Tuesday, August 14, 2007
The Leader
This has gotten me wondering why, if Hitler is known by Germans with a phrase that literally translates as "the Leader," we English-speakers know him as "the Fuhrer"?
To me this is the linguistic equivalent of those scenes in WWII movies, where Germans are speaking to one another in English with a German accent.
If we English speakers referred to Hitler as "the Leader," we'd be using the true English equivalent, conveying something of the sense of the phrase Germans get from "der Fuhrer." Moreover, we'd convey more meaning by capturing the creepiness, the sense of giving oneself (and one's language) over to a totalitarian dictator that is inescapably part of the designation "der Fuhrer" (his official title, if I'm not mistaken).

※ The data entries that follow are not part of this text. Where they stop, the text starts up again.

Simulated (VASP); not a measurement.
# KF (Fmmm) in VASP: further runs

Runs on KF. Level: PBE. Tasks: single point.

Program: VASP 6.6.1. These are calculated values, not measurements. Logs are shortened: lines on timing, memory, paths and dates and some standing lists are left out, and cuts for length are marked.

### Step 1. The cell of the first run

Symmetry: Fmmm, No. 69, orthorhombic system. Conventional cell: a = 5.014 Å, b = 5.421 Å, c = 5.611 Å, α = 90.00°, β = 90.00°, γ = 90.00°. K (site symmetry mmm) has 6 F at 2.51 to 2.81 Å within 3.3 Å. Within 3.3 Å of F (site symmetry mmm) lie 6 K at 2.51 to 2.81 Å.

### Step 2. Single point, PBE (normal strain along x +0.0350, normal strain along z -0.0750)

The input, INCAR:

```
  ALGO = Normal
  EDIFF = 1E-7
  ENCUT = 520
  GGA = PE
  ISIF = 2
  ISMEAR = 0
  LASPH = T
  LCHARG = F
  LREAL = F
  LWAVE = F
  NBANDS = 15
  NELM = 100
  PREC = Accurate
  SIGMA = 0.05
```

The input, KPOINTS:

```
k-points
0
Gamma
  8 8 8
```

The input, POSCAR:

By calling him "the Fuhrer," however, we subtly distance ourself from that meaning. It's much easier for English speakers to laugh or scoff at "the Fuhrer" than "the Leader." What's more, "fuhrer" suggests the pun with the English "furor," slyly conveying the national hysteria that we English-speakers contend was the reason Hitler came to power. I can understand the need, during WWII itself, to belittle Hitler in that way to get a morale boost. But that trick has less justification for historians and those of us whose humanity obligates us to understand the phenomenon of Hitler.
At bottom, using the label "the Fuhrer" rather than "the Leader" signals a view that Hitler's rise to power was an essentially German problem. No worries -- it couldn't possibly happen here!